Fixing Lens Flare on My Allsky Camera

In my last post I'd just about finished building my allsky camera and was itching to get it outside. Now that it's in its new spot and pointed at an actual sky, the first real-world problem has made itself known: lens flare.
Because the fisheye lens takes in the entire sky, it also takes in everything near the horizon, and that includes the streetlights and the lights from neighbouring houses. Any bright light hitting the lens from off to the side bounces around inside it and shows up in the image as ugly flares and blooms of stray light, washing out the part of the sky I actually care about.
You can see it clearly in one of the camera's own frames. Look at the warm orange blooms smeared across the lower half - all thrown by streetlights sitting just out of shot:

The fix is the same idea as a lens hood on a regular camera: block the light coming in from the sides before it ever reaches the glass. So today I designed and 3D printed a small baffle that sits around the lens and shades it from those low, off-axis lights.

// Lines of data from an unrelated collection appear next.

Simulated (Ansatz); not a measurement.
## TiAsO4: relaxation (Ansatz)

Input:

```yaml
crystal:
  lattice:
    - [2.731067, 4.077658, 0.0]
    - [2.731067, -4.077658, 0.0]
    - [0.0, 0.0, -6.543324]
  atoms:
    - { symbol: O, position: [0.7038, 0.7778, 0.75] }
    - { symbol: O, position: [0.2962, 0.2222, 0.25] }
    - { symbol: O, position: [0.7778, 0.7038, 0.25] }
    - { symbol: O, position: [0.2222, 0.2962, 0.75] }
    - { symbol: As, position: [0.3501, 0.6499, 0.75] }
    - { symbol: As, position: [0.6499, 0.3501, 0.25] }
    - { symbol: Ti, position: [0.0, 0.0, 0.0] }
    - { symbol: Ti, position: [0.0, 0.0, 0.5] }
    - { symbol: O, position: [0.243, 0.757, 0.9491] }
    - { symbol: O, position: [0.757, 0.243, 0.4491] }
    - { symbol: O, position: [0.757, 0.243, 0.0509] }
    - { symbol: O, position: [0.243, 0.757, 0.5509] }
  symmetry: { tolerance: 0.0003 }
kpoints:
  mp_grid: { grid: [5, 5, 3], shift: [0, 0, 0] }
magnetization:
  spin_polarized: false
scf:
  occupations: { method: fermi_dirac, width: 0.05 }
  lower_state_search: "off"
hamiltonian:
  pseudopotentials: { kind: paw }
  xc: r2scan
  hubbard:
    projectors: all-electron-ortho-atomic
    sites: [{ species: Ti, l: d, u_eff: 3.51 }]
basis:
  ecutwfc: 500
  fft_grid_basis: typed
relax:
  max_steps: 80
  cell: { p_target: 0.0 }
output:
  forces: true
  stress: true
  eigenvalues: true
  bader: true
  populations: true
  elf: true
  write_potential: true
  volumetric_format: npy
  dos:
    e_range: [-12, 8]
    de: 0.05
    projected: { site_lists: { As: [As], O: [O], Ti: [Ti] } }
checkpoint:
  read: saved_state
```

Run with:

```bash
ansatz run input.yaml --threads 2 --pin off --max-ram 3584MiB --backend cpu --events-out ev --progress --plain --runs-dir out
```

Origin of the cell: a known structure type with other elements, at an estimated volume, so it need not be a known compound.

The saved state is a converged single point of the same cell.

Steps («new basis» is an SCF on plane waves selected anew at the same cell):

There's a trade-off — the baffle trims a little off the edges of the field of view. But honestly, that's no great loss. The very edge of an allsky frame is mostly houses and trees on the horizon anyway, and the fisheye distortion out there is so extreme that it's not good for much. Sacrificing a sliver of that to clean up the rest of the frame is an easy call.
And it worked better than I expected. Here's the sky the next night with the baffle fitted:

The flares are gone completely, and to my eye the sky even looks a touch clearer and higher in contrast now that all that scattered light isn't bleeding into the image.
It's a small thing, but this is exactly why I wanted to build the camera myself: when something isn't quite right, I can just model a part, print it, and bolt on a solution the same afternoon. More fixes and tweaks to come, I'm sure.